Pagan Karauria (centre) stunned by an announcement she'd won the first Royal Easter Show woolhandling title, with Joel Henare (left) and runner-up Monica Potae (right). Photo / Doug Laing SSNZ

Central Otago shearer and woolhandler Pagan Karauria has won a historic 175th Royal Easter Show woolhandling title in Auckland in the best of the Easter spirit – praising the world champion she beat for mentoring her to the win.

The 29-year-old daughter of a world champion woolhandler and a record-breaking shearer, and employed in the industry almost half her life, she said it was Motueka-based event favourite and eventual third-placegetter Joel Henare, from Gisborne, who got her into the shape needed to win the three-handler final of five full-wool fleeces each.

The runner-up was Monica Potae, of Milton in South Otago but having travelled from visiting family Coromandel settlement Kennedy Bay.
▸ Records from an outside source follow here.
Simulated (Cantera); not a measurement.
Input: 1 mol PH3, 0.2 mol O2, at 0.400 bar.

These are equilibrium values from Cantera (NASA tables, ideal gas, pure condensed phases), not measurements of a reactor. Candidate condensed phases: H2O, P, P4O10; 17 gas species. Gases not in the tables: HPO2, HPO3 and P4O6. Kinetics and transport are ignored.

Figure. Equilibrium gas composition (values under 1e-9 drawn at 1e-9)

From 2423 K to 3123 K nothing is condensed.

With just the New Zealand championships in Te Kuiti next Thursday-Saturday to end the season, Karauria said it's been her best summer as she bounces back from the disappointment early the previous season of just missing out on a place in the New Zealand team for the 2017 World championships, where Henare won both the individual title and the pairs title, with Maryanne Baty, also of Gisborne.

Highlighting the camaraderie amongst competitors in the shearing sports, Karuria said it was "awesome" to win what was thought to have been the first woolhandling event held at the show. "It's something pretty special," she said.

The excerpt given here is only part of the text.